Law professors oppose federal trade secret act
Forty-two law professors submitted a letter to Congress urging that the Defend Trade Secrets Act (DTSA) be rejected. The DTSA was introduced in July 2015 and would create a federal civil cause of action for misappropriation of trade secrets. With the exception of the Economic Espionage Act – which criminalizes theft of trade secrets – state law largely governs the area (typically through adoption of some version of the Uniform Trade Secrets Act). The law professors characterize the bill as the “most significant expansion of federal law in intellectual property since the Lanham Act.” The professors believe that the legislation will not address the cyberespionage problem it seeks to remedy and will instead harm employees, small businesses, and startup companies by creating less uniformity in the law and increasing the length and cost of litigation.
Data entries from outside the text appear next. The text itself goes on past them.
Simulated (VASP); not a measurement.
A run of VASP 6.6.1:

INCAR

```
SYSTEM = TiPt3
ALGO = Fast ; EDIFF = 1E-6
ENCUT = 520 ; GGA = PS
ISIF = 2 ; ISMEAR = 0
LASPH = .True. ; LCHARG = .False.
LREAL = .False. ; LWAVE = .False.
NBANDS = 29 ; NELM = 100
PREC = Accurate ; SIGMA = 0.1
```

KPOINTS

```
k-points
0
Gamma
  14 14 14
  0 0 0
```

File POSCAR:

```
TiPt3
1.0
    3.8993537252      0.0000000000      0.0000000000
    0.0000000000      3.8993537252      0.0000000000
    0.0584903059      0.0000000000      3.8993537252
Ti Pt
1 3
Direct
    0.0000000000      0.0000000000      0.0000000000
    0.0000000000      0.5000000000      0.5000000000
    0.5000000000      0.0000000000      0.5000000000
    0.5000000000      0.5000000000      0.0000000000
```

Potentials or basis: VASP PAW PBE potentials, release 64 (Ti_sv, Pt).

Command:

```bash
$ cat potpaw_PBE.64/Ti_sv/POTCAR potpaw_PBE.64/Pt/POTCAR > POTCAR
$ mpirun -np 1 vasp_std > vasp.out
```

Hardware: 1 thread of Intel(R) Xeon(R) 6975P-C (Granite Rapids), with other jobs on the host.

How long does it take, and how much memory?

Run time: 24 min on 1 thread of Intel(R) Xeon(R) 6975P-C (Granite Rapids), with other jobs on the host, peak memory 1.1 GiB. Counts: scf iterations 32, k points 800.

Paris attacks renew push by law enforcement for access to encrypted data
After the recent terror attack in Paris, government officials have raised concerns that terror suspects could be using encrypted communications platforms to plan attacks. Messaging applications like WhatsApp and Apple’s iMessage use encryption, which makes it easier for suspects to evade surveillance. It remains unclear if the suspects in the Paris terror attack used encrypted messaging systems to communicate and plan the attack. However, U.S. officials and others have called for legislation that would require technology companies to maintain “backdoor” access, thus enabling them to comply with wiretap orders. Companies like Apple, Google, and Microsoft have opposed weakening encryption.